Last year, knowing my sister was returning to the United States, I opted for one more go at the Patagonian region before I might find myself without local connections in Chile (happily, my brother-in-law and niece stayed put). I invited my niece for a graduation trip, and before I knew it Omar had donated his car and we were a foursome with wheels. The Barriga family’s travel style taught me a new travel technique that KC and I have dubbed The Barriga Break.
It’s a simple concept, but one I had never in my life considered while I traveled – wait… hurtled – to my next destination: when you see an appealing spot, stop and enjoy it. (Duh, right?) This can be a cappuccino at a sidewalk cafe or a grassy spot along a river crying out, “picnic here!”
The benefits of Barriga Breaks are different between Patagonia and Europe; in Patagonia we spent 2 weeks driving long distances over Chile’s Carretera Austral, or Route 7, in fact a gravel road where speeds of 50 km/hr [30 mph] felt breakneck. We only experienced a single F.T.* but I understand Omar needed a complete realignment once we were back on pavement. In Patagonian Chile, we needed Barriga Breaks to restore circulation to numb bums and Omar probably needed them to to avoid throttling the females after the 3rd consecutive round of Alice the Camel.

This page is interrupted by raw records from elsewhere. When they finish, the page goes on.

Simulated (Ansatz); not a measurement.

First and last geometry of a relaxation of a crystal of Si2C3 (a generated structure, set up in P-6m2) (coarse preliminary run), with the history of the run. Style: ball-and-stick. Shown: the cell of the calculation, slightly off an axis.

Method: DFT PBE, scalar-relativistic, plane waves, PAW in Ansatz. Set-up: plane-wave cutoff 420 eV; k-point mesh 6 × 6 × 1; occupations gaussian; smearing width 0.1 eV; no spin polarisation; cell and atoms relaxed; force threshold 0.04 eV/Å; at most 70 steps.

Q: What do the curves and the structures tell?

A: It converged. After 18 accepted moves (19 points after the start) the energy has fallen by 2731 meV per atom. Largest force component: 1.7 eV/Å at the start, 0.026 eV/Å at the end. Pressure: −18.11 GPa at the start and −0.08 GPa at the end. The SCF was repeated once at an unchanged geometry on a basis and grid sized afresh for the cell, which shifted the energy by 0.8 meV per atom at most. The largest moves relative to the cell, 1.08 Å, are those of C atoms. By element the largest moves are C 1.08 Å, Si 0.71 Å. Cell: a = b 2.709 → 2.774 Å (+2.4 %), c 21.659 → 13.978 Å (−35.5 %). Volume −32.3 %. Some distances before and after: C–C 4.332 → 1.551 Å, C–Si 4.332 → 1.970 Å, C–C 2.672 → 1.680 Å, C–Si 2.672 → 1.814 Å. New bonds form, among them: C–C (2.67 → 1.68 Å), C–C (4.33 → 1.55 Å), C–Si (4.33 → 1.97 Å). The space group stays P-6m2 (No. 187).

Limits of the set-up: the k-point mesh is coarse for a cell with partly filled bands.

*F.T. That thing that happens when you drive over a nail and you lose air. I have endured a curse since I was 18 years old: If I or someone near me utters the phrase “FT” it happens to me within 48 hours. Granted, we don’t have a car at the moment, but I see no reason to tempt fate. After all, we’ll be buying a vehicle in Africa and driving it on plenty of dirt roads.
KC and I, on the other hand, take Barriga Breaks to give our sore tootsies a break. Without a car and in cities like Florence, Rome and Istanbul, we prefer walking to public transportation if weather permits, and museums with concrete or marble floors are murder on the feet. A Barriga Break fortifies us so we can finish the day’s sightseeing.